One way of navigating that new and highly dynamic landscape is by embracing responsible and ethical AI standards that will not only meet but exceed the new requirements being imposed by regulators.
Many regulated organisations already adopt this approach in other areas of their operations and are now applying it to their use of AI and GenAI systems. However, other organisations with fewer regulatory obligations may find that quite challenging. But there are some key actions they can take to ensure the responsible use of AI.
Understand what AI means in your organisation
It’s important that organisations recognise the role AI plays in enhancing business processes, decision-making, and customer experiences by providing clear guidance and real-world use cases. This process of understanding what AI means in the organisation should include an inventory of AI tools currently in use and those that the organisation intends to buy or build in future. It should also address how the organisation will source data ethically and how it will be used. This will form the basis for what is monitored and reported on.
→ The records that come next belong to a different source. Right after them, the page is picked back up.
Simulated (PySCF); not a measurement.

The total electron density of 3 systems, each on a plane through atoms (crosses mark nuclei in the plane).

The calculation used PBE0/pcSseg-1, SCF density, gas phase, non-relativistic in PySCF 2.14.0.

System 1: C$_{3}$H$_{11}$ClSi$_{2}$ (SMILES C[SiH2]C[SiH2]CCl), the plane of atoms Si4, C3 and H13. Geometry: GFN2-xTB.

Develop an AI strategy that delivers value
Achieving responsible AI begins with embedding a value-driven and sustainable AI strategy within the organisation’s culture, with humans at the centre. Staff at all levels must be educated continuously on the importance of responsible and ethical AI practices to ensure alignment with evolving AI standards.
Create a robust governance structure
AI governance frameworks should embrace responsible AI principles including transparency, accountability, fairness, explainability, reliability and privacy.
Robust controls should be established and implemented while processes to manage risks and streamline reporting to regulators and other stakeholders should be put in place. These processes should be underpinned by a robust monitoring framework to detect and mitigate risks as AI systems evolve over time. This will help maintain adherence to established risk thresholds and prevent unintended outcomes.
Innovate within compliance framework
Among the key challenges in deploying AI is the need to ensure regulatory compliance while also achieving a commercial return on investment. This requires robust quality assurance processes which will ensure that the AI outputs are reliable while the overall governance framework will ensure the ethical use of the technology. However, these processes and frameworks should be constructed in ways that support safe innovation rather than stifle it. Furthermore, the increased use of GenAI will likely mean that established AI governance processes and frameworks will need to be updated.
Summary
With the rapid growth in AI and GenAI use, organisations need to embrace responsible and ethical AI standards if they are to keep pace with both advances in the technology and the evolving regulatory landscape. Adherence to responsible AI practices and standards will ensure transparency, fairness, and human centricity. This approach will help organisations tap into AI’s enormous commercial benefits while complying with existing and new regulations.